At first obsessed with Lelia, despite knowing that she is not honest, Julio decides to pretend that he believes her lies. When she refers to marriage, however, he leaves abruptly. Julio declares to Angilo that he no longer loves Lelia and insists that Angilo return to her house with him to witness Julio rejecting her, but when they arrive Julio offers to marry her. Angilo challenges the logic of Julio's choice because they both know that she is not honest. He says that he would kill Julio before allowing him to marry Lelia in order to save Julio's honor. Julio decides that Angilo's friendship is more important to him than Lelia's love. Cured of his obsession for Lelia, Julio falls in love with Clora and marries her.


A widow of suspect virtue, Lelia rejects her father's pleas for money and tells him to earn his own. Lelia proceeds to demonstrate how to exact money from a suitor by accusing Julio of unkindness until he gives her jewelry. Lelia later sees her Father, dressed differently, in the street and, failing to recognize him, sends a Servant with a purse of money and an invitation to dine with her. Lelia tries to manipulate Julio into marrying her but Angilo prevents him. When Lelia's Father, still in disguise, enters for dinner, she attempts to seduce him, even when she finally recognizes him. Surprised by Angilo's appearance on the balcony, Lelia invents a cover story and asks Angilo to attack the old man, but Angilo doesn't believe her story and uses Lelia's Father's help to bring Lelia and Lelia's Waiting Woman to his house to reform them. A penitent Lelia is married to Piso, who discovers after the fact that he has married a widow of suspect reputation, but she vows to be true to him, as she has mended her ways.
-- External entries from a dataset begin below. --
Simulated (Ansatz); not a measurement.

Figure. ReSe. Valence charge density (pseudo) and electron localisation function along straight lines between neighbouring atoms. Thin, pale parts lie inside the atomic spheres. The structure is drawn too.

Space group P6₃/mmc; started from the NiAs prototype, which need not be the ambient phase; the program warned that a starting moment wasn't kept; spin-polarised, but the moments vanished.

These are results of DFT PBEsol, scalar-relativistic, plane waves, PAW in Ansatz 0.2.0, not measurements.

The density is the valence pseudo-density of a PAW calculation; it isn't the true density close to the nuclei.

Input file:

Lelia's Father encounters Piso and Lodowicke, who ask him if he is Lelia's pander. Lelia's Father beats Piso for the insult to Lelia. Lelia's Father asks Lelia for enough money to live on, which request Lelia rejects, adding that finding a job or even dying would be more appropriate than asking his daughter to provide for him. Lelia's Father, having decided to conceal his identity, meets Jacamo and Fabritio, who, touched by his plight as an apparent old soldier, offer to share their meager resources and take him to a tailor. Lelia's Father is surprised to receive a purse of money from her along with an invitation to dine that evening. Lelia's Father reveals that he has a plan to use Piso and Lodowicke and asks them to meet him soon. That evening, he goes to Lelia's, where his daughter attempts to seduce him. He decides that it would be most honorable to kill her first and then himself, but Angilo stops him. Angilo offers to help Lelia's Father bind and gag Lelia and her Waiting Woman, carry them to a carriage, and take them to his house where they could reform the women. Lelia's Father, in revenge for having accused his daughter of being unchaste, fools Lodowicke into paying for the wedding costs and tricks Piso into marrying Lelia. At the nuptial festivities, Lelia's Father reveals the trick on Lodowicke and reveals Lelia's true identity to Piso.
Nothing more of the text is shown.